1) I used Muntons Extra Light liquid malt, instead of the Muntons Light that the recipe called for. (Not by choice...I gave the guy at my LHBS the recipe and he gave me extra light instead of light...didn't realize till I got home)

2) The recipe called for 2 lbs, 2 oz. of Light DME; my LHBS sells pre-packaged DME in 1 lb. increments, so I figured 2 one lb. bags would be sufficient. (I know it's only 2 oz. difference, but I figured this might have contributed at least a tiny bit.)

3) I took the sample for my hydrometer reading pretty much right off the top of the wort after racking to primary (used a turkey baster to extract it, the tip of which just barely made it into the wort).

Also, a quick question on DME. This is my first time using it, so I was just wondering if it is normal for the DME to sit on top of the wort and sort of clump together like some weird snot-looking conglomerate? I stirred the wort up and it seemed to dissolve pretty quickly, so I'm guessing this is normal, but again, just more curious than anything.

Just a noob looking to see if I'm getting a better understanding of this ridiculously addicting and obsessive hobby :mug:

-Josh
 
Well, first of all posting the entire recipe will help us troubleshoot a little better in the future, but I think I can see a couple things to go on in your post for now. Between light and extra light extracts, I would say that would only be worth a couple of points, as well as the 2oz short. If the wort was not fully stirred, you can get some pretty wonky readings, so make sure that's all well and good in the future. The one thing that really stuck out to me was wether or not the recipe called for LME or DME (or both) and if that had anything to do with your OG problem. Using one in place of the other can't be done without compensating for the differing densities.
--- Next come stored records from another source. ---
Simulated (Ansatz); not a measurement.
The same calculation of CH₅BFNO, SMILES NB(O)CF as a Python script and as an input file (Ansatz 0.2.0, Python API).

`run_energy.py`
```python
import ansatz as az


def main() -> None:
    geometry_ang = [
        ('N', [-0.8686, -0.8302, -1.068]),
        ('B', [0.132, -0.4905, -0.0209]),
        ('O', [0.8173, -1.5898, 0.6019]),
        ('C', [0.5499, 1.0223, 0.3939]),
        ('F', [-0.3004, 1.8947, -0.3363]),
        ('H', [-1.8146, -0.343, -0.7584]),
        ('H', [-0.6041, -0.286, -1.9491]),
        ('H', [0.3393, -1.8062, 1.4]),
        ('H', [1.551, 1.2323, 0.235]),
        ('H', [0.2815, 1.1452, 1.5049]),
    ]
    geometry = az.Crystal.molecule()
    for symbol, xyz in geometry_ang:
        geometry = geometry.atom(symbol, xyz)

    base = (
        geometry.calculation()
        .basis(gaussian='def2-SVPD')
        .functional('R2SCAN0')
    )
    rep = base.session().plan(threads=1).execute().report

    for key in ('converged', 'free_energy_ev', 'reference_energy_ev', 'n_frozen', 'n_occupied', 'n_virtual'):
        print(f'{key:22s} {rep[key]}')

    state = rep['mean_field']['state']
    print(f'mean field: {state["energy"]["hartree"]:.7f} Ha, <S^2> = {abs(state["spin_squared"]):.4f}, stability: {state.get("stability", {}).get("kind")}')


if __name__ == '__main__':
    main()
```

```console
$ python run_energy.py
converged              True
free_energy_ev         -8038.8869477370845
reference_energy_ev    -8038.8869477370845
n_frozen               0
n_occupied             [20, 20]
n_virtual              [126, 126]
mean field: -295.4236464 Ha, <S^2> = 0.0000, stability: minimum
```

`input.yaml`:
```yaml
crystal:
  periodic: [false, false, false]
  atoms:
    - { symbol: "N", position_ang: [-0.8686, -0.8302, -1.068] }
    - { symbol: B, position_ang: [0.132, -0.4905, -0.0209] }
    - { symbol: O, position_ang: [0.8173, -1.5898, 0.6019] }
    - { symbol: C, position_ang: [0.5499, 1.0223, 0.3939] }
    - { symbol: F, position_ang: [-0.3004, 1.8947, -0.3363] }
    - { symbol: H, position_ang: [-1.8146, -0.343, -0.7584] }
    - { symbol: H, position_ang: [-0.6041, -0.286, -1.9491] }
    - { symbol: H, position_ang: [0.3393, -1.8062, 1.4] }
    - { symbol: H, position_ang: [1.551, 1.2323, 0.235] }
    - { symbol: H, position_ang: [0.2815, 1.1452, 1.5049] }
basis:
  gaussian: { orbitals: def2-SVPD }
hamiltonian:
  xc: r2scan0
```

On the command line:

And don't worry about Walker, he's moslty harmless. Mostly... He wasn't even royalty when I met him.
 
Here's the recipe in its original context:

(5 gallons /19 L, extract with grains)
OG=1.054 FG = 1.012
IBU = 32–35 SRM= 13 ABV = 5.5%

Ingredients
3.3 lbs. (1.5 kg) Muntons Light unhopped liquid malt extract
2.0 lbs. 2 oz. (0.96 kg) Muntons Light unhopped dried malt extract
1.5 lbs. (0.68 kg) crystal malt (10 °L)
1.4 lbs. (0.64 kg) Munich malt (20 °L)
1.0 oz. (28 g) black patent malt
9.3 AAU Goldings hops (60 mins)
(1.75 oz./50 g of 5.3% alpha acids)
3.25 AAU Cascade hops (5 mins),
(0.5 oz./14 g of 6.5% alpha acids)
1 tsp (5 ml.) Irish moss (boil 60 mins)
White Labs WLP007 (Dry English Ale)
or Wyeast 1335 (British Ale II) yeast
O.75 cup of corn sugar (for priming)

Step by Step
Steep the crushed malts in 1.5 gallons (5.7 L) of water at 158 °F (70 °C) for 30 minutes. Remove grains from wort, rinse with 0.5 gallon (~2 L) of water under 170 °F (77 °C) if desired and add water to brewpot to make around 3 gallons (11 L) of wort total. Add the malt syrup and dry malt powder and bring to a boil.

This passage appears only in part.